Court Says CD-ROMs Of Magazine Archives Don't Violate Copyrights Of Article Authors

from the phew dept

There have been a series of lawsuits over the years concerning whether or not magazines could create CD-ROM archives of their magazines without having to pay all their freelance authors again. The court rulings have been mixed, to say the least — with some ruling one way, and others ruling the other. The end result was some rather twisted logic that suggested magazine publishers could republish magazines via CD-ROM, but only if they did so in an incredibly annoying fashion.

Why? The reasoning shows the twisted impact of copyright law, but here we go: basically, if the CD-ROM is just a very limited reproduction of the magazines without any additional features (search being a key one), then it’s okay. As soon as you add in anything useful that a digital version would allow (like search), then suddenly it changes the nature of the work, and it somehow violates the copyright of the writers. Bizarre? Indeed.

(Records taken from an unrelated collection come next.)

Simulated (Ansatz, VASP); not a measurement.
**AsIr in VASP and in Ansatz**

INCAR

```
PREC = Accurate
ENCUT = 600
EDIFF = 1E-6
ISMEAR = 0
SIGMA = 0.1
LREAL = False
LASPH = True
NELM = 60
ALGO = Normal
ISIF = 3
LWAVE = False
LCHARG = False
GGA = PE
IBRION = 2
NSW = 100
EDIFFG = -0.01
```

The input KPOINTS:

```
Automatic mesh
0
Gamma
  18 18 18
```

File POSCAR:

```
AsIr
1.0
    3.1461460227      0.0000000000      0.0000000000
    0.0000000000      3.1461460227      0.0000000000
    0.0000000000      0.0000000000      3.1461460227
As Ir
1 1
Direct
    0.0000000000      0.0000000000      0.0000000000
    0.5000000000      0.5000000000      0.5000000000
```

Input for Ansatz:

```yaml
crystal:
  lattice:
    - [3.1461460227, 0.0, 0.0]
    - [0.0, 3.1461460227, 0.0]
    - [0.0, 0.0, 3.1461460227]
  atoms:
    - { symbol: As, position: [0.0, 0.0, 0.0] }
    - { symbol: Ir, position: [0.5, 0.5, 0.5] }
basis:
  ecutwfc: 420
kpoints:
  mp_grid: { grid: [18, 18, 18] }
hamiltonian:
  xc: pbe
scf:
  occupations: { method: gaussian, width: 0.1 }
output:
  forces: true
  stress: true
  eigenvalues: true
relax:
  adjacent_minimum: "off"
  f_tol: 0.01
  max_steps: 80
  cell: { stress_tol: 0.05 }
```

Luckily, however, in one of the ongoing cases, a full appeals court rehearing has reversed an earlier ruling, pointing out just how ridiculous this interpretation is. So, at least in this circuit, publishing a CD-ROM archive (even one with a search engine) appears not to violate the copyright of freelancers. However, as that article notes, what’s truly scary is reading through the dissent by the judge who insists that the inclusion of that search engine really does change the very nature of the work, and who controls the copyright. Where it reaches the level of the truly absurd, however (as pointed out in the link above), is where one of the dissenting judges actually suggests that not allowing these archives to go forward wouldn’t impact the historical archives of this content, because magazine publishers could just store archives that would only be available to be “utilized primarily by researchers and scholars.” However, actually taking advantage of what the technology allows, and making it so everyone can benefit, and you’ve run afoul of copyright law. Luckily, the majority overruled this tortured reasoning.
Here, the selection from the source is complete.